One of the pieces of legislation currently completing its passage through the House is the Defamation Bill. The Bill aims to bring the law in this specialist but important area up to date to reflect modern social conditions.
But I fear in one significant area the legislation has missed an opportunity – in considering the special position of website operations. Individuals have had their careers blighted, firms have had their businesses destroyed and hotels and holiday operations have had their activities damaged by malicious postings which turn out to be without any foundation in truth.
The website operations argue that they are like postmen – the latter puts a letter through your door, the website operator puts it on to your laptop. Of course this is a false analogy – the website operator puts it onto, literally, millions of laptops. Redressing the balance and ensuring that the truth can be heard is very difficult.

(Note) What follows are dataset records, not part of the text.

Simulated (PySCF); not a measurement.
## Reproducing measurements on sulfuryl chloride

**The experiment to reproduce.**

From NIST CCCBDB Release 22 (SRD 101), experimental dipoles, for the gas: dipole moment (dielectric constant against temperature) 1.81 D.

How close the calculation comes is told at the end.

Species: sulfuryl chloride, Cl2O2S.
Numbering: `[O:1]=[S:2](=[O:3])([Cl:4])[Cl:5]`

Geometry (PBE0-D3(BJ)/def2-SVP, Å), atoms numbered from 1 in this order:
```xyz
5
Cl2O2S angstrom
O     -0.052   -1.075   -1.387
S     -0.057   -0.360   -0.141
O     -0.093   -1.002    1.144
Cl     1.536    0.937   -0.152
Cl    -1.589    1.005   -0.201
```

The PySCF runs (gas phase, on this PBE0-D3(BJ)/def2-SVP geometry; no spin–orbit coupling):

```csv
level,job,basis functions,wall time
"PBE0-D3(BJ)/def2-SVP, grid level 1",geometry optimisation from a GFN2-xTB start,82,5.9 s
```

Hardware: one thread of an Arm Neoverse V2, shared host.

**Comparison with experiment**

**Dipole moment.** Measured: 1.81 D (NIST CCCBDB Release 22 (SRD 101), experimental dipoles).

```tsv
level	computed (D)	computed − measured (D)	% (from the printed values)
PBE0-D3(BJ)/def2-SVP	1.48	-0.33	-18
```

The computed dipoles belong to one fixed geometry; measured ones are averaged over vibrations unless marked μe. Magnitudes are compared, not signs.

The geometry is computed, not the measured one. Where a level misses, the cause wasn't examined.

I do not want to limited freedom of speech or comment, but equally I do not think the website operators can wash their hands of the matter.
I think therefore it is important that website operators should establish, publicise and enforce a Complaints Code – individuals who find unfair or untrue allegations made about them often don’t know what to do and so feel powerless. I was therefore very pleased to speak in support of an amendment which would enable website operators who had set up a complaints code to use this fact in their defence against any defamation claims.
Sadly the Government did not accept the force of this argument and rejected the amendment.
An opportunity has been lost.

I think most website owners would be delighted if their website reached “literally, millions of laptops”.
I am sure the Lords of the Blog would be delighted with that sort of traffic.
I think both analogies about postmen and reach are wrong, and in fact show one of the discrepancies in attitude to publishing.
As a website publisher myself — both blog and work — I find it quite curious how the public and organisations have swiftly changed from demanding an apology for a mistake in a print publication to demanding the removal of content in its entirety on a website.
I am loathe to cite the overused 1984 metaphor, but that is genuinely a level of historical revisionism that would have impressed that fictional society.
I doubt any solution could ever be a good one when trying to balance the right to freedom of speech vs the right to privacy and accuracy in reporting.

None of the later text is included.